Monday, March 6, 2017

The Refugee Archipelago: The Inside Story of What Went Wrong in Greece

by Daniel Howden & Apostolis Fotiadis

Refugees Deeply

March 6, 2017

Widad Madrati remembers the first snowfall at Oreokastro like most children would, as a thing of wonder. It threw a brilliant white cover over the squalor of a refugee camp pitched in the grounds of a disused warehouse in the hills above Greece’s second city, Thessaloniki. The 17-year-old Syrian did not mind that the water pipe to the outdoor sinks had frozen. She took photographs of the icicles.

The photos on her phone show nothing of the broken chemical toilets or the discarded, inedible food; nor of the flimsy tents pitched on freezing ground by refugees, like her family, who arrived too late to find a spot inside the concrete shell of the old warehouse. Instead, her photos show children playing in the snow.

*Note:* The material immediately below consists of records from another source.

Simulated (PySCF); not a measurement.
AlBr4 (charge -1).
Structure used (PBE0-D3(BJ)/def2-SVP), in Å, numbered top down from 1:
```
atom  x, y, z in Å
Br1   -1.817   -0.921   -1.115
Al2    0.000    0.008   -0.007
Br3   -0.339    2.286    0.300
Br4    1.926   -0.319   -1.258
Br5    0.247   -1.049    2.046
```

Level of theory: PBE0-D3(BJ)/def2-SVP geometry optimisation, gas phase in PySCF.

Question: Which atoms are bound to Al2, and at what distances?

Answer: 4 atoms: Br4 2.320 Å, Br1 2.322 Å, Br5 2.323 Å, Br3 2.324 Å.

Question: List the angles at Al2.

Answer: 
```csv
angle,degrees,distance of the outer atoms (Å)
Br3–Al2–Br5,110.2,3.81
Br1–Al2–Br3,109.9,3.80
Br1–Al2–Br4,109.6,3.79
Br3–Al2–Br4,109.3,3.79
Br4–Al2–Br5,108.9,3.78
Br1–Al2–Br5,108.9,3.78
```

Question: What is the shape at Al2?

Stranded outside the Oreokastro buildings, in a tent dusted with snow, the other members of the Madrati family were more realistic about survival and begged the authorities and volunteers for a way out of the camp. A family of four when they left Aleppo who became five along the way when Widad’s sister Maria was born in Turkey, they had endured worse indignities in Greece than pleading.

The family was also among the last to leave their previous temporary home at Idomeni, where they held on for 10 weeks after the chaotic encampment on Greece’s northern border closed in March 2016, in the hope it would reopen. It did not.